(AP) With storylines ranging from head injuries to deer antler extract, CBS had a spicy gumbo of issues for its daylong pregame coverage of the Super Bowl in New Orleans.
Party background noise for most viewers, the oft-derided Super Bowl pregame programming can also be revealing of the broadcasting network. Often, networks bend over backward to awkwardly promote unrelated shows. Fox (one shudders to recall) once put a red carpet in a parking lot with Ryan Seacrest.
CBS's coverage of its 18th Super Bowl didn't lack in cross-promotion (including one shameless tie-in with Pizza Hut), but it had a more professional feel than the gluttonous pregame affairs often do. The network centered its Super Bowl lead-up on teary human interest stories and football-centric programming.
But there was plenty of soft-balling. The controversial Baltimore Raven Ray Lewis was interviewed not by a journalist, but by his former teammate and current CBS Sports analyst Shannon Sharpe.

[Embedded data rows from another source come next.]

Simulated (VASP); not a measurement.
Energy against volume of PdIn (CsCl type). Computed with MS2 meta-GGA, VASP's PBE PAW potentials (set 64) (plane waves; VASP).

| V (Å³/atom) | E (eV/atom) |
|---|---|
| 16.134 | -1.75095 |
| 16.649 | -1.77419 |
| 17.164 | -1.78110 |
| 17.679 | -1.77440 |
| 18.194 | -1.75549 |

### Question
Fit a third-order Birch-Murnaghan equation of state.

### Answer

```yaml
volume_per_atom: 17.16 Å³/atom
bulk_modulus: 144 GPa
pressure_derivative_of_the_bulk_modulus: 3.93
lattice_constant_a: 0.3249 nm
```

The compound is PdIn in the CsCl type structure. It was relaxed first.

The interview, disappointingly, was taped before the story broke alleging his use of deer antler extract, which includes a banned substance. No need to worry, though, Sharpe quickly explained that issue was old news. He also let Lewis completely sidestep addressing the double murder case in which Lewis testified against two men and pleaded guilty to a meisdemanor charge of obstruction of justice.
The biggest issue in the NFL today head injuries was frequently discussed by the CBS crew, including a story by NFL Today host James Brown that delved into some of the effects of the NFL's hard hitting, and the efforts underway to protect players. But the bent of the story, as Dan Marino insisted on the set, was that the NFL is way out in front of the issue.
Coming to a Super Bowl pregame show for an in-depth, frank discussion of a subject like concussions, though, is perhaps foolhardy. As the two-tiered panel of analysts each weighed in, it was difficult to hear over the boozy, whooping fans bordering the Jackson Square set outside the Super Dome.
In an interview with CBS News' Scott Pelley, President Barack Obama again said that if he had a son interested in football, he would think before letting him play football, given what's now known about head injuries.
Whether head trauma would get much airtime during the game broadcast by Jim Nantz and Phil Simms was to be one of the broadcast's big questions.
Likely to be a major feature of the game's drama is the sibling match-up of the head coach brothers Jim and John Harbaugh. CBS, which plans to have two of its 60-plus cameras focused on each brother throughout the game, scored a set visit from the Harbaugh parents before the game.
Three years running, the NFL's championship game has set a viewership record, topped last year by NBC's broadcast to an average audience of 111.3 million people.
But ratings are a mere point of pride for CBS heading into kickoff. The ads have already been sold (some at more than $4 million a pop), so the network can now only hope to put forth its best broadcast and deflect as much of the Super Bowl glow to its other programs and its cable sports network.
The game is also being streamed live on both CBSSports.com and NFL.com, but CBS expects the broadcast to be the overwhelmingly more popular viewing choice.
After the game, CBS will run a new episode of the Thursday-night drama Elementary and a special broadcast of The Late Late Show with Craig Ferguson.